We need your help.
We need to know which members of Congress are attending this year's Super Bowl, and how they got their tickets. Would you help us call all 535 members of Congress this week and ask their staffers two questions: Did the lawmaker go to the Super Bowl last year, and is she or he planning to go this year? You can find the phone number of all members on this page, plus calling instructions. As answers come in, we'll plug them into our online chart and our reporters will begin following the money trail.
The Super Bowl is America's most expensive sports spectacle, and it has long been used to rub shoulders, gain influence and form ties that help congressional candidates raise the approximately $1 billion they spend on their campaigns every two years. While most of us can't afford a ticket to the Super Bowl, we know the NFL sets aside a large number of them for public officials and corporations to buy at face value (the cheapest tickets are going for as much as $1,799 on StubHub). Politicians use the tickets to reward big donors, and corporations use them to reward politicians.

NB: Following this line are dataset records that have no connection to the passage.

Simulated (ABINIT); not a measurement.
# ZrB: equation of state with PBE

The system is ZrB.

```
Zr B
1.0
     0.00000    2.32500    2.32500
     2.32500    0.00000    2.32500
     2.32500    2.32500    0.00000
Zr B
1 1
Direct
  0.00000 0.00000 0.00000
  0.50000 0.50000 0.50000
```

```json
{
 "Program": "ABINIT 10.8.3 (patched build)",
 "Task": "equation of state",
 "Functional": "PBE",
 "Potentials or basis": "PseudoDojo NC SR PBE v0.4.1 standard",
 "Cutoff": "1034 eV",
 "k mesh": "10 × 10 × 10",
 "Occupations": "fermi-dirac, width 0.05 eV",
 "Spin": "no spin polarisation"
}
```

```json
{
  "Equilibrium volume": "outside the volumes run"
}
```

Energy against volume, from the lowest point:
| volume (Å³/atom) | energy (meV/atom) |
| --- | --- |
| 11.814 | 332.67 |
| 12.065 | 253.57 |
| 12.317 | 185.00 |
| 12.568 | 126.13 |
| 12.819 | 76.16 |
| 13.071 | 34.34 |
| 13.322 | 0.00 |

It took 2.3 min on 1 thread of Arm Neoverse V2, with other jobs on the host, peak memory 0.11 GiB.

The stakes are extraordinarily high this year. The resurgent Republican Party victory in Massachusetts last week raises the likelihood of yet another record-smashing year of campaign fundraising in advance of congressional elections this fall. Last week's Supreme Court ruling, which allows corporations and other groups to spend unlimited amounts of money on ads for or against sitting members of Congress, also will trigger a spending spree.
OK, but why do we need your help?
We're running short on time.
In the next two weeks we need to find out which members of Congress will be watching in the stands -- or perhaps peering down from skyboxes -- and then figure out how those members got their tickets. Being a lawmaker's constituent, or a local or state reporter, will get you answers a lot faster than if we were doing the asking.
The NFL -- which is a special interest, like any other -- won't tell us how many tickets it has set aside for politicians, let alone who got them. All we could squeeze out of the NFL was one sentence from NFL lobbyist Jeff Miller: "We respond to requests to purchase Super Bowl tickets from a wide array of groups, including sponsors and other business partners, members of the news media, elected officials and fans."
We also tried to get information from the political party committees that often organize fundraisers around popular events. For instance, the National Republican Congressional Committee got face-value tickets from the NFL and used them to reward their big donors for 10 years running.
Unfortunately, the major party committees are refusing our requests for information about this year's Super Bowl. In the past month, ProPublica reporter Marcus Stern asked the Republican National Committee, the Democratic National Committee, the Democratic Senatorial Campaign Committee, National Republican Senatorial Committee, NRCC and the Democratic Congressional Campaign Committee about the Super Bowl events they're planning. Only one -- the Democratic Congressional Campaign Committee -- got back to Marcus, and said it had no events scheduled.